Last weekend, I was happily perusing through the latest issue of Everyday with Rachael Ray, dog-earing the occasional recipe, but overall feeling underwhelmed by the magazine’s offerings…that is, until I came across the Bacon, Egg, & Spinach Salad with Waffle Croutons.
Really, I think it was the waffle croutons that piqued my interest—I mean who doesn’t love a waffle?—but the overall flavor combination of a fried egg and the sweetness of the maple-infused dressing sounded pretty enticing too. Into the recipe file it went, and I saved it for later culinary inspiration.
Fast forward to yesterday afternoon. I decided to modify that recipe as any dietitian would—I omitted the butter and bacon, then added lots of veggies. After a few more tweaks, I had made the recipe my own. Here’s the healthified Broccoli Hut version.
Breakfast Salad with Waffle Croutons
- 1 whole grain frozen waffle (such as Van’s), cut into small cubes
- 3 strips vegetarian tempeh bacon, cut into small pieces
- 1 cup mushrooms, sliced
- 1/4 small red onion, cut into half-moons
- 1 large egg
- 2 teaspoons pure maple syrup
- 2 teaspoons balsamic vinegar
- 2 cups baby spinach
- 1 small tomato, cut into chunks
1. Place waffle cubes in a 350 degree oven or toaster oven, and baked for 3-5 minutes until golden and crispy.

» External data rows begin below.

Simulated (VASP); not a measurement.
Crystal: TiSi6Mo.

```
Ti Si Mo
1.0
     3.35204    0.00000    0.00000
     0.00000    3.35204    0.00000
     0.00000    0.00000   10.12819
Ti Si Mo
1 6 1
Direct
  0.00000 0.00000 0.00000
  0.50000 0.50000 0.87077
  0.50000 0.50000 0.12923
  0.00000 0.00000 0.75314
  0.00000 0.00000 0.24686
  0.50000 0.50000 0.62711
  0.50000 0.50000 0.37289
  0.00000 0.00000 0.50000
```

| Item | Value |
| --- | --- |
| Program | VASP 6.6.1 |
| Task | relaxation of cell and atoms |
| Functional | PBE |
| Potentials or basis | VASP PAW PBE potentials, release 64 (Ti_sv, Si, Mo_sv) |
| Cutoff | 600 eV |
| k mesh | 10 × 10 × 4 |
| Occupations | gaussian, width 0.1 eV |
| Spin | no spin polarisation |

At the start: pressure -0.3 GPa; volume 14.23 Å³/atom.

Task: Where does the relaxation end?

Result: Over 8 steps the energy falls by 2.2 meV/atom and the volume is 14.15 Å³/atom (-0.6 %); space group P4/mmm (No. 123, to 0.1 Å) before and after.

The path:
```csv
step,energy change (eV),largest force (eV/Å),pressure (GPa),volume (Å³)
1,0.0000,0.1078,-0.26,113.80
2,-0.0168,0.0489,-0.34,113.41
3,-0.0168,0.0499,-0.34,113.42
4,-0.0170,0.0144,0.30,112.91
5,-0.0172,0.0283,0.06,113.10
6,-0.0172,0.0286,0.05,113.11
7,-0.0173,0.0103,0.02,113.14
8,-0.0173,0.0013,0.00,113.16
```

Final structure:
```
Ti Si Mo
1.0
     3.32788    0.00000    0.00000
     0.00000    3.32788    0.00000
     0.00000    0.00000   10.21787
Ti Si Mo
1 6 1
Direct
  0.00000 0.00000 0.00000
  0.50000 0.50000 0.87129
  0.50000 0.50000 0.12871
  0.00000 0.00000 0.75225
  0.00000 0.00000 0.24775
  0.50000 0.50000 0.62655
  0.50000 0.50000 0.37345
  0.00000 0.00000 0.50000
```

2. Meanwhile, in a skillet sprayed with cooking spray and saute bacon cubes, mushrooms, and onion until veggies are soft and tender and bacon is crispy. Remove from skillet.
3. In the same skillet from step 2, cook the egg until the yolk is just set.
4. Assemble the dressing by whisking together maple syrup and balsamic vinegar.
5. Place spinach on serving plate and top with tomato, prepared mushroom-onion mixture, egg, croutons, and dressing.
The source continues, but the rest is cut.